The sky-high cost of developing the F-22

F-22: Air Force plane's escalating costs show the need for better accountability by Congress.

July 24, 1999

CONGRESS DID a shabby job of holding the Pentagon and defense contractors accountable for the towering cost of the F-22 Raptor plane. The system is now twice as expensive as the Pentagon first estimated, and it's threatening to suck money away from the purchase and maintenance of other key defense systems.

As next year's budget for the F-22 moves to discussion in a House-Senate conference committee, lawmakers ought to be thinking about how far this system should be pursued -- or whether it should be abandoned altogether.

In a three-part series this week Sun reporter Greg Schneider found that the Pentagon deliberately underestimated costs for the supersonic plane to win political support, overstated the need for the aircraft, eliminated other programs to improve the F-22's chances and persuaded Congress to commit to the system long before proving that it worked.

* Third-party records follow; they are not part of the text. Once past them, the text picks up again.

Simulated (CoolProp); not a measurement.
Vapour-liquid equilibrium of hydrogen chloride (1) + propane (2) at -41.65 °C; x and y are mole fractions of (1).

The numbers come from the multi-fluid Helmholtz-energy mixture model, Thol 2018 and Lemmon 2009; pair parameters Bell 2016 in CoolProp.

It's unclear why lawmakers so eagerly accepted the Pentagon's early projections. But pork may have had something to do with it: Maryland-based Lockheed Martin Corp. promised to spread work on the plane over congressional districts in 46 states and Puerto Rico.

Still, had lawmakers looked at the plane's real potential, they might have seen that the fighter is more expensive and less an improvement than advertised.

Yes, the new aircraft can elude radar and carry guided bombs, but existing U.S. warplanes are already the world's most sophisticated and dominant. Our pilots are better trained, too.

There is also less military competition around the globe to justify such an expensive new fighter.

The United States' military budget is larger than the next five top-spending countries' combined. After the Cold War, Russia fell from the rank of superpower and is now incapable of resuming an arms race. And in an era where suitcase bombs -- rather than fighter planes -- are often the weapons of choice, terrorism may be a greater threat than outright military might.

So why do we need a pricey new super-sonic hammer?

The F-22 is stretching the limits of our defense budget, which now operates under a strict spending cap that is likely to get even tighter. Every dollar spent on this project means less to acquire and buy parts for other defense systems.

Maryland Sens. Barbara A. Mikulski and Paul S. Sarbanes rightly demand assurances that F-22 development costs will not exceed congressional cost limitations. The Senate, however, has already approved the plane's full $3 billion budget for next year.

The House voted on Thursday to cut $1.8 billion from next year's F-22 budget. Now the conference committee must determine which course to follow.

Given the evidence, there shouldn't be much doubt: The House-approved cut, and perhaps others, make good sense.